When the curtain came down on 2014, liquid alternative funds surprised a lot of people by outperforming hedge funds, their more experienced, more glamorous alternative investment cousins. After all, the reasoning goes, liquid alts are more constrained than hedge funds, so they should underperform.
I disagree. The fact is that the competitive landscape has changed. Since 2008, a subtle shift has taken place among traditional hedge fund managers. Many now use less leverage, as little as 2:1, and many are investing in more liquid securities.
In other words, many traditional hedge funds are beginning to look more like liquid alt funds. If imitation is the sincerest form of flattery, then hedge funds are acknowledging that liquid alts may be onto something. One big difference remains—the traditional hedge fund typically charges 2-and-20% in management and performance fees.
Liquid alts were designed to appeal to retail investors who want the potential of hedge fund-like performance without hedge funds' famous appetite for risk. In general, liquid alts are more transparent, use less leverage and, importantly, offer daily or weekly liquidity.
Those added features are supposed to come at a cost—which makes sense. After all, if there is one investing truism, it is "the greater the risk, the greater the (potential) return." It was no surprise, then, that a 2013 study found returns for liquid alts on average trailed hedge funds by approximately 1% annually. The study predicted that the 1% trade-off would be seen as a "reasonable price to pay for enhanced liquidity."
But in 2014, investors did not have to make that trade-off. According to Wilshire Associates, its Wilshire Liquid Alternative Index gained 1.55% in 2014, while a benchmark of hedge fund performance, the HFRX Global Hedge Fund Index, posted a negative 0.58%. It was the same story for the other five strategies in Wilshire's liquid alternative index. Each liquid alternative strategy beat its hedge fund counterpart. (See table on next page.)

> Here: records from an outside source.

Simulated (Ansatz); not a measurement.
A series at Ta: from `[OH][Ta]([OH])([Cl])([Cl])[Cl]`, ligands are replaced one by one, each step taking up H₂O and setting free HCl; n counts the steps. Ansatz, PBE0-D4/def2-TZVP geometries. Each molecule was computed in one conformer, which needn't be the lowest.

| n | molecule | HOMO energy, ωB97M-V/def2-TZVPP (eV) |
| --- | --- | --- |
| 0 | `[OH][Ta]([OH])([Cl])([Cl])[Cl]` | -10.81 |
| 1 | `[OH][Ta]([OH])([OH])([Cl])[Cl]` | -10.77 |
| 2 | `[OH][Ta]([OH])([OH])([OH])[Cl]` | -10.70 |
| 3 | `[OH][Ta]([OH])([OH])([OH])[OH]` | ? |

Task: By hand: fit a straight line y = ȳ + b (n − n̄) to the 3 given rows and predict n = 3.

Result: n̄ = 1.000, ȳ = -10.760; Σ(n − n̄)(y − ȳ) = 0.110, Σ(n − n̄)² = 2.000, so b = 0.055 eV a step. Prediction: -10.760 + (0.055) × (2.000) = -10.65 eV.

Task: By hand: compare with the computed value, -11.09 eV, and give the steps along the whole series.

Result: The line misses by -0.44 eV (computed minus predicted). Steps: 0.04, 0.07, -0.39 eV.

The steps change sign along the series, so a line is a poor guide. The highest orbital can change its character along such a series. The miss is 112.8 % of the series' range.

Less risky and better performing? It sounds like a beer commercial. The reasons for outperformance varied from strategy to strategy. The relative value and event-driven classes, which are mostly invested in debt instruments, outperformed their hedge fund index counterparts by the biggest margins. That gap likely stemmed from the fact that liquid alts were invested in more senior, less risky debt instruments than were traditional hedge funds. In other words, the more aggressively hedge fund managers tried to hedge against bonds, the more likely their performance suffered. Event-driven hedge funds likely suffered from events—mergers, acquisitions and the like—that failed to occur.